My race pictures ought to be lovely. Post race, I was covered in dirt from head to toe and required a dunk in the lake to get cleaned off and an ice pack to my already swelling left knee.

The day after, I think everything is still working. I'm definitely bruised and scraped up, but I think I'll be fine to return to training tomorrow with an easy run and swim and get back on track for Timberman. Lessons learned - pay more attention to my nutrition (and HRs) on the bike and eat at home the night before a race.

The good news - next year I won't have to do this race. Instead, I will hopefully be on my way to being an Ironman in Lake Placid.

Sunday, July 13, 2008

Blue Ridge Part 2

I am definitely not the King of the Mountains. However, after my second Blue Ridge ride yesterday, I certainly have a greater appreciation for the agonized faces of the Tour riders as they grimace up the long climbs in the Pyrenees.

Our ride Saturday was 50 miles on the Blue Ridge. My stomach Saturday morning wasn't cooperating at all from the start. Apparently something I ate Friday wasn't gluten free or I had the touch of the stomach bug and, I couldn't stomach anything (or keep anything in) but a half a banana pre-ride and was feeling nauseated through most of the first 20 miles. But, I had come to ride the BR so. . . a little upset stomach wasn't going to hold me back; it just didn't give me the greatest legs for my day's challenge.

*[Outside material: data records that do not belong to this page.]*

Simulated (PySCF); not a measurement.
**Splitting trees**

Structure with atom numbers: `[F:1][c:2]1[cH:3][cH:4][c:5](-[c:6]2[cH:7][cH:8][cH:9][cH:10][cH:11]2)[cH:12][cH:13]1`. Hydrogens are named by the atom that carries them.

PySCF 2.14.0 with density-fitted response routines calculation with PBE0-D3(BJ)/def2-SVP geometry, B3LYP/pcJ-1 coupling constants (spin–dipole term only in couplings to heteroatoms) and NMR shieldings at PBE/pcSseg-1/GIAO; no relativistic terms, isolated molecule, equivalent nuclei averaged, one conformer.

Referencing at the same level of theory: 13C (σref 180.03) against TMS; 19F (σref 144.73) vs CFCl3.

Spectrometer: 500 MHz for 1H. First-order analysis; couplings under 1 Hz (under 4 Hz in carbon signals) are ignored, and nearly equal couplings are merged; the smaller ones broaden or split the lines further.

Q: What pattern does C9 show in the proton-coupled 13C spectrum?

About 20 of us (TGs, hubbys and Maramarc boys) started off at MP 23. Our route was 10 miles down, yes predominantly down to Reed's Gap, our starting point for the last ride, 10 miles back to our starting point, then 15 miles down (again mostly down) to milepost 38 and back up to the start. With my stomach feeling gross, my goals for the ride were 1) to finish, 2) feel comfortable riding McQueen in the mountains and 3) learn how to conquer my fears of the descents.

I did finish; felt fairly comfortable on McQueen although realized that my flat time trial gearing isn't ideal for the mountains and did improve from the last time on my descents. My Garmin recorded a speedy 38 mph. The hills seemed longer and a few a bit steeper than the last trip. And, as with the last time, each time we rode down, down, and down all I could think about was how in the world was I going to make it up, up, up. There were two particularly "memorable" climbs of the day - the first, a winding 3-4 mile long steady and seemingly never ending climb up from MP 38 and the second, the last big climb of the day, probably only a quarter mile, but straight up in the sun, when my legs screamed with every pedal stroke.

As I rolled into our starting/finish point I was exhausted and doubt I could have gone a mile further. At the same time, I'm pretty sure I was smiling and glad I had finished this rewarding and challenging ride.

Post ride, we headed back to our Wintergreen house for the weekend, cooked a bunch a burgers and dogs, celebrated our accomplishments with some Mai Tais and had a great time hanging out with my fellow team mates.

Although I still can't fathom how I am going to be able to ride the mountains of Placid for 112 miles next July, I know these hills are making me stronger. And hopefully, after many more returns to the BR, I'll be ready.

Pics to follow.

Friday, July 11, 2008

A fun week of workouts

With about six weeks left of workouts before Timberman, I tried to reengerize my workouts some this week by adding some group workouts and new adventures. Monday night and Wednesday night marked my return to the Masters routine. Monday's workout was tough and included 3 500s on 2 minute or faster pace. Wednesday night also included some longer swim sets (400s) but much to our disappointment (yeah right!) it thundered and our practice was cut short at 1700 meters. I missed Masters most of May and June so it was fun to be back in the pool with friends and push myself hard in the swim.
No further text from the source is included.